Enterprise mashups are likley to be far less freewheeling than Web 2.0 mashups.
Written by Joe McKendrick, Contributing Writer

In recent posts, I spoke of the SOA-open source-Web 2.0 conglomeration, a whirling dervish that is provoking a range of reactions across the industry, from eye rolls to wide-eyed fascination. The mashup of applications above service-oriented architectures seems to have legs, and IBM's Bob Zurek coined the phenomenon as Enterprise Mashup Services, or EMS. In EMS, "companies will combine information from enterprise search engines, Web services, messaging systems, business intelligence engines and data integration solutions and combine that information from external services from their partners and emerging external data sources to deliver the information up to the glass," Zurek said.

But how much convergence are we likely to see in the near future between SOA and Web 2.0 mashups? ZapThink's Jason Bloomberg has added some of his fine-grained thinking to the concept, pointing to issues that separate SOA from Web 2.0 mashups, and everything else swirling around in today's cyber stew. The potential of enterprise mashups is enormous, but we'll have to wait and see.

"Are mashups the result of bringing SOA to the Web 2.0 party?" Bloomberg asks. "Mashups bear a more-than-passing resemblance to the Service-oriented composite applications ZapThink frequently speaks about -- known in analyst-speak as Service-Oriented Business Applications, or SOBAs."

Bloomberg notes that SOA provides the loose coupling between the providers and consumers of services. "The last thing a business wants is to leverage mashups for a core business purpose, only to find that they fail capriciously depending upon the whims of the creators of the underlying services. Mashups that meet business needs, therefore, will require SOA, and the SOA infrastructure necessary to guarantee loose coupling. Without that loose coupling, mashups are little more than toys from the enterprise perspective."

Bloomberg also speculates that some Service-Oriented Business Applications (SOBAs) are "the result of bringing Asynchronous JavaScript and XML (AJAX) and other Web 2.0-related technologies to the enterprise's efforts with SOA."

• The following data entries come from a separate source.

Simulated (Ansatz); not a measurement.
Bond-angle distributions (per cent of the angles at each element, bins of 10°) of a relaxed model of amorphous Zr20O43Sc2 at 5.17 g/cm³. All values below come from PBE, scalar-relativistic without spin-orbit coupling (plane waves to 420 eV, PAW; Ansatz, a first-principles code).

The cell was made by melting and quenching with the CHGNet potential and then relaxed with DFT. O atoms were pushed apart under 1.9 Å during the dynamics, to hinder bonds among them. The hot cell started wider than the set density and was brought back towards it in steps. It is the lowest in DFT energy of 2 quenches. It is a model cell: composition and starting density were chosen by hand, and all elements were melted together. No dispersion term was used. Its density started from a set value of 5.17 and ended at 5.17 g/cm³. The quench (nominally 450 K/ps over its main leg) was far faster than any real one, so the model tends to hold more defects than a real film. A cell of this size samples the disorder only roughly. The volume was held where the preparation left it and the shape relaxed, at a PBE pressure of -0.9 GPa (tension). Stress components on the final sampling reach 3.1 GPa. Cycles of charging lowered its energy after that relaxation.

However, Bloomberg cautions that there are "there are several mitigating forces that may limit the 'SOBA as enterprise mashup' equation":

  • Many SOBAs will consist of standard desktop applications, such as spreadsheets and accounting packages."Rich Internet Applications (RIAs) built with Web 2.0 technologies like AJAX are only one set of interface options... mashups will be at most only a part of the SOBA consumer story."
  • Mashups are still mainly a "techie" thing. "Creating mashups is still out of reach of most businesspeople, even reasonably technically savvy ones. Of course, this situation will likely change as mashup tools mature."
  • SOBAs require governance. "No business would risk allowing any of its employees to assemble and reassemble business processes willy nilly, with no controls in place to ensure that the resulting SOBAs followed corporate policies. Today's mashups are inherently ungoverned -- that's what makes them so appealing to techies."

Bloomberg does see a middle ground evolving to make enterprise mashups more of a reality. However, such mashups will fall into the more disciplined framework that SOA will occupy. "The more governed an enterprise mashup becomes, the less like a Web 2.0-style mashup it'll be," Bloomberg says.